Crafted stories
Teaching is frequently characterised by curriculum frameworks, institutional policies, or quantifiable outcomes.
However, these narratives originate in a different place: the lived experiences of teachers.
Each account documents a specific classroom moment, such as an immediate decision, a challenge that transformed instructional practice, or an encounter that provided new insights into teaching.
Together, these stories constitute a curated collection derived from conversations with computing teachers who integrate physical computing into their instruction.
These experiences are offered as opportunities for reflection and deeper consideration.
As you engage with these crafted stories, you may identify parallels within your own teaching practice. Through this recognition, new interpretations may arise as your experiences interact with those presented in the stories.
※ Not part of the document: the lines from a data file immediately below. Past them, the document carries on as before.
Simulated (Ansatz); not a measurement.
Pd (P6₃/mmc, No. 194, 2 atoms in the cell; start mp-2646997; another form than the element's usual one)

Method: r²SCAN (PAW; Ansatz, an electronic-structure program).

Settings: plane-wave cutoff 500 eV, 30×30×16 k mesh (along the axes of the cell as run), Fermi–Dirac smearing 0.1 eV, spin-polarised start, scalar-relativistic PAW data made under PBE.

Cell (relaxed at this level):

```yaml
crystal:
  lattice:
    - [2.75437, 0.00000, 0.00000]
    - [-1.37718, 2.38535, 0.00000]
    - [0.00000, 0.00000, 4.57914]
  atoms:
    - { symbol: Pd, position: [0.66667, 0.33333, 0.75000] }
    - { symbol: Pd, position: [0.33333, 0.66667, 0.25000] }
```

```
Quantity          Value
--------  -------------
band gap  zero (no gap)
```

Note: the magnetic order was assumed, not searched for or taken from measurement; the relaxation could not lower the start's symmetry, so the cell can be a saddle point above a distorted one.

These narratives seek to represent the complexity and nuance inherent in teachers' experiences.
Seemingly routine moments, such as troubleshooting a device, planning a lesson, or mentoring a colleague, often acquire deeper significance upon further reflection.
Readers are encouraged to proceed deliberately and to reflect on how these moments may resonate with their own teaching experiences.
These crafted stories are not direct transcripts of interviews. Rather, they are hermeneutic interpretations developed through sustained engagement with the data to convey the essence of teachers' lived experiences.
Reading the Stories

The Interpretive Path
Throughout the study, forty-two narratives were constructed based on hermeneutic analysis of teachers' interviews.
Seventeen narratives were subsequently selected for in-depth interpretive analysis through ongoing engagement with the hermeneutic circle.
Analysis of these narratives revealed five recurring modes of engagement with physical computing.
Multiple interviews with teachers
42 Crafted Stories
Hermeneutic Interpretation
17 Crafted Stories
5 Themes

Modes of Being-with Physical Computing
Five interpretive themes were drawn from forty-two crafted stories.
The crafted stories are organised according to these interpretive themes.
Each theme represents a different position from which teachers encounter the opportunities and tensions of computing education.
The study produced forty-two narratives through hermeneutic analysis of the interview data.
Seventeen of these narratives were selected for in-depth interpretive analysis through iterative engagement within the hermeneutic circle.
Analysis of these narratives revealed several recurring experiential patterns. These patterns represent distinct ways teachers engage with and interpret physical computing in their professional contexts.
Taken together, these themes demonstrate that computing pedagogy develops as a relational and interpretive practice, influenced by care, responsibility, and professional judgment.